We were like: “They want hits. What are they talking about? Almost everything we do is a hit” [laughs]. Once we started recording, the sessions were going well, but in the third week – in the heat of making the album – we were taken out of the studio for a week to do these stupid festivals. 

Did you wonder: “So how important is this album for our career if they’re pulling us out of the studio to play some gigs?” 

Sure. Of course. But the truth was, as a band we were so into recording the album. We were still riding that early rush of big success. We were ferociously playing all the time. Seven nights a week. We were completely together, super-tight and really into our thing. We weren’t messing about. We knew how to make any song sound like The Police. We had it down by Zenyatta, and we could make a great record really fast. We’d proven that before. 

Back in those days, however, whenever an album was viewed as a potential hit, the record company’s A&R people often jumped into the mix. There would be all these suggestions for the artists, such as: “There’s a Number-One song right now that has a backwards acoustic guitar sound, and we really need that on your record.” 

How much label interference did you have to deal with? 

Well, none. I was very jealous about making my parts sound like me. I wasn’t ready to be instructed [laughs]. The record companies always wanted you to sound like something else that had been a hit. I think that has been the way it is since the beginning of record labels. In any media – music, movies, whatever – you tend to have squares running the scene. 

Let me give you a classic example from the early Police days. The second track we put out was Can’t Stand Losing You. We did our mix, and we presented it to the record company. But their attitude was: “All right, boys, we’ll take it over from here. We’ll remix this and make it a hit.” Their thought was that we couldn’t do that. What did we know? We were just kids. 

So they took the track to five different engineers and producers, who tried to remix what we had already done. In the end they gave up and admitted: “Your mix is the best.” And you know what? They never bothered us again. Ever. They trusted us. The label’s attitude after that was: “Don’t fuck with the magic.”

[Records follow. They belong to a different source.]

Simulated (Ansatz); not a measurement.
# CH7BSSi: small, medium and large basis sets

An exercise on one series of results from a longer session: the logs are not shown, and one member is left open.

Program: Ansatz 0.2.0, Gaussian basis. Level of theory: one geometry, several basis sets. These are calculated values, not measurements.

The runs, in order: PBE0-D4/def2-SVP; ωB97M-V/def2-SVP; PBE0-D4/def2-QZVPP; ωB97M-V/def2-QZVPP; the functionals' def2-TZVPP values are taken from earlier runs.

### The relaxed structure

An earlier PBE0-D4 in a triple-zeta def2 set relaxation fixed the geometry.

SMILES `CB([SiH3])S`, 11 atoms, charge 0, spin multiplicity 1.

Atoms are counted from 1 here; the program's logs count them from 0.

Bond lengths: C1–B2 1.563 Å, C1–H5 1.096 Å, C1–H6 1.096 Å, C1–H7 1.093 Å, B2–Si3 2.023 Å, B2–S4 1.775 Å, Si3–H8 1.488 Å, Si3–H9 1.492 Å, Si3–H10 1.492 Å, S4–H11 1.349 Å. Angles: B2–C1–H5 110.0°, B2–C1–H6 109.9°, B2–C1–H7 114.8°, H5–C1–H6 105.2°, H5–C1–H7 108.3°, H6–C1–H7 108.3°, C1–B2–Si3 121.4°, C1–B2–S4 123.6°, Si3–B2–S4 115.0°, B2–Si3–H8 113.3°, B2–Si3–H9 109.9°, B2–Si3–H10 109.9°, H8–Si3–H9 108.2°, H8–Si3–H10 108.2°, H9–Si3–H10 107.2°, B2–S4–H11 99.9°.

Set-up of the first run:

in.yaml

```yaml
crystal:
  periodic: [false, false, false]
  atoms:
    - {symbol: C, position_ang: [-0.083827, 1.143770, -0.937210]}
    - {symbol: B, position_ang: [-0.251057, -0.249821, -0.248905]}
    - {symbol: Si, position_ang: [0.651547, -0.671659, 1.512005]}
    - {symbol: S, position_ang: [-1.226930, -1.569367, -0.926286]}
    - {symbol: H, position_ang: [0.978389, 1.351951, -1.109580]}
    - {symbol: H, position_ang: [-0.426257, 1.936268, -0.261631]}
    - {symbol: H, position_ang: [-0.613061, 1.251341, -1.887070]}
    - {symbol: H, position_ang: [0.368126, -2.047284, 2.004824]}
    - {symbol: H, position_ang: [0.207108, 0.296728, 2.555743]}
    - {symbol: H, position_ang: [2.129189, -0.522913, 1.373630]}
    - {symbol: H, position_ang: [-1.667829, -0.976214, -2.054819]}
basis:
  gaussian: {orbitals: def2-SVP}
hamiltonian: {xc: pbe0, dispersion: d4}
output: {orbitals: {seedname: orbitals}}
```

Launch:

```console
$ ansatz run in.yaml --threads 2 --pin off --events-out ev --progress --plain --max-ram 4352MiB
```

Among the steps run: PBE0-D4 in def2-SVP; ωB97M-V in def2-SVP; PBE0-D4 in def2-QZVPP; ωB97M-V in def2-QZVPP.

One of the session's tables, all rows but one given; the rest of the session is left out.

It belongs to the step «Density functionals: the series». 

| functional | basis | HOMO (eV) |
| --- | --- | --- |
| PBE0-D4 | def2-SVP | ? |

At least they realised that and backed off. 

Yeah. They woke up pretty quickly to have a “Just let them do it” approach. But to put this in greater perspective, it was the peak period of the recording industry, and the executives tended to be very invasive. They wanted control. And at first they couldn’t believe these three young kids didn’t need to be guided to success. It also probably drove them mad that we were producing our records. But, miraculously, they realised they shouldn’t mess with this magical little band that was having hit after hit all over the world. That was almost unheard of at the time. 

How did the three of you work on the Zenyatta tracks? 

Obviously, Sting is the main songwriter. But what makes these tracks what they are is the way the three of us play together – the sound of the band. It’s another one of those classic music-making things, really. A guy has a song, and what you end up with doesn’t sound remotely like what you started with. Yes, the songwriter is well represented, but with a good band you also have the chemistry of the guys who made the thing. 

I think what makes Police music so unique – and what makes it still hold up today – is that each of us was very aggressive about how his part would go. All Police tracks are the products of tight compromise, because we were very intense about searching for a different sound. In fact, if we had any political stance, it was not to sound like anyone else. 

But you were also a band that produced a lot of hit songs. Did any commercial pop strategies enter into the making of Police records? 

The whole thing is kind of miraculous, because we never thought: “How can we make a hit?” All we had to do was be The Police. When Sting showed you and Stewart his songs for Zenyatta, and you two added your own parts, did he ever say something like: “Hey, that wasn’t how I envisioned this song. Why are you messing with it?” No, no. He would get it immediately. He’d say: “Now it’s sounding like something.” 

He was fine with providing the bones and letting Stewart and I help put some flesh on it and build it into a body. It’s like taking a sketch and bringing all the colour and brushwork to it. You add all these other elements, and the song becomes larger-than-life. Which is what we were always looking for. 

And don’t forget, Sting was involved in this whole process as well. He didn’t hand the song to us and disappear. He was part of the band chemistry that defined The Police. And because we were always playing together, we almost automatically knew the moves that would make a song sound like our band. We got really good at that.

Can we play a quick word-association game with some of the songs on Zenyatta Mondatta? Could you give me one sentence about Don’t Stand So Close To Me? 

A cute little guitar riff – sort of a rip-off of Rock And Roll Woman by Buffalo Springfield. 

What about Driven To Tears?

There’s a strong political message in the lyrics that has held up through the years, and it’s a fun song to play. 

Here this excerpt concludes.